Few Americans realize that the hasty 1945 division of Korea and ensuing communist eradication of Christianity in the north occurred despite the efforts of a handful of uniquely qualified American officials. These men were born in the pre-World War II American Christian community in northern Korea, and were concerned, while serving in the U.S. government, about the fate of a land no less their home than America.
Historians generally maintain the U.S. government was largely uninformed about Korea during the Second World War and paid it scant attention. But these American Christians, serving in significant roles in the wartime U.S. government, sought to direct U.S. focus and efforts toward Korea. Despite their best efforts, they were unsuccessful and there is an almost complete absence from the historical record of their efforts.
Dr. George M. McCune was the best-known of these second-generation born and raised in Korea of American Christian missionaries. He became the main expert on Korea for the Office of Strategic Services (OSS), the forerunner of the CIA. His father, Rev. George S. McCune, a Presbyterian missionary, headed Union Christian College (also known as Sungsil School, both a high school and college) in Pyongyang, where, interestingly, Kim Il Sung’s father (who later married the daughter of a Presbyterian minister) attended (the late Ruth Graham, wife of Rev. Billy Graham, also attended high school there for three years).
The younger McCune was born and raised in Pyongyang, the “Jerusalem of the East,” and earned the first doctorate in the study of Korea from an American university in 1941. He served in the OSS from 1942 and the next year became Korea desk officer for the Department of State, the leading official in the U.S. government on Korean affairs. His brother, Dr. Shannon McCune, was an expert on the geography of Korea and East Asia.
According to Robert S. Kim, author of the groundbreaking new book, Project Eagle: The American Christians of North Korea in World War II, Dr. McCune attempted to guide U.S. actions affecting a little-known country to Americans which he considered his personal responsibility. Running up against the ethos of the time, McCune found no one else in government truly cared about Korea. He argued, according to Kim, for preserving Korea’s unity, and despite poor health, nearly worked himself to death attempting to bring his recommendations to President Franklin Roosevelt’s attention prior to the Yalta Conference in February 1945 (McCune died in 1948 at age 40).
Dr. George M. McCune in 1946 (courtesy University of California Archive).
Roosevelt likely never saw McCune’s detailed reports; they did not appear to influence his discussions at Yalta with Stalin and Churchill in which the allies agreed on a joint U.S.-Soviet trusteeship for Korea, ironically foreshadowing its division. Dr. McCune learned, as many others would in the postwar era, that interest in any small nation is rare in U.S. foreign policy because America faces constant competing interests in the world. (Even today, North Korea’s biggest fear remains not American power, but being ignored by America – thus becoming irrelevant and subject to greater Chinese pressure. Hence its nuclear and missile tests to remain in active U.S. attention)

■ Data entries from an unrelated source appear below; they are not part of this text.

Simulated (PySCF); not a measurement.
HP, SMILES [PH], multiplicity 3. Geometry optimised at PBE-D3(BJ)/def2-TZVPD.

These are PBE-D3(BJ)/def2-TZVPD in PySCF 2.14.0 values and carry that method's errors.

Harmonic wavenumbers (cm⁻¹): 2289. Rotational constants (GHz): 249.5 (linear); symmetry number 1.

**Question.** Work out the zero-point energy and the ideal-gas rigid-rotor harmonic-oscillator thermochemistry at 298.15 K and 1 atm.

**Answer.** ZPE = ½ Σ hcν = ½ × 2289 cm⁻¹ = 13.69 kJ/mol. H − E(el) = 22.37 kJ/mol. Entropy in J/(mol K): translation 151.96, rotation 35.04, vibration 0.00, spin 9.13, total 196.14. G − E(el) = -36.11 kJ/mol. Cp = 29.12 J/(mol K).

The OSS also utilized numerous Korean-Americans, some of whom came to positions in which they could have had a significant impact on a postwar Korea. The highly-decorated Maj. Gen. William J. Donovan, director of the OSS, was unique among senior American wartime leaders because of his significant interest in Korea, which he viewed as a major weakness within Japan’s empire.
Students and American and Korean faculty of Union Christian College, Pyongyang, in 1933 (courtesy
Another American Christian the OSS worked with was Clarence Weems, Jr., raised in Kaesong as the son of the head of Methodist missions in northern Korea. Joining the OSS in 1943, he became its lead intelligence officer for Korean affairs and was assigned to Asia. Starting in late 1944, Weems arranged OSS operations with the Korean Provisional Government (KPG), a self-styled government-in-exile in wartime China, and its armed forces, which was designated Project Eagle. Robert Kim explains it “called for sending OSS-trained Korean agents into Korea and Japan for intelligence and sabotage operations culminating in guerrilla warfare.”
The use of the atomic bomb on Hiroshima and Nagasaki in early August 1945, with the simultaneous Soviet entry into the war in China and Korea, rapidly ended the War in the Pacific. As I have detailed elsewhere, the circumstances behind the tragic division of Korea are complex and lamentable, but nonetheless may — or may not — have been the best the U.S. could do under the rapidly changing circumstances in summer 1945. Project Eagle’s personnel were essentially the sole repository of American knowledge of Korea and had unique connections to Korean political leaders in exile.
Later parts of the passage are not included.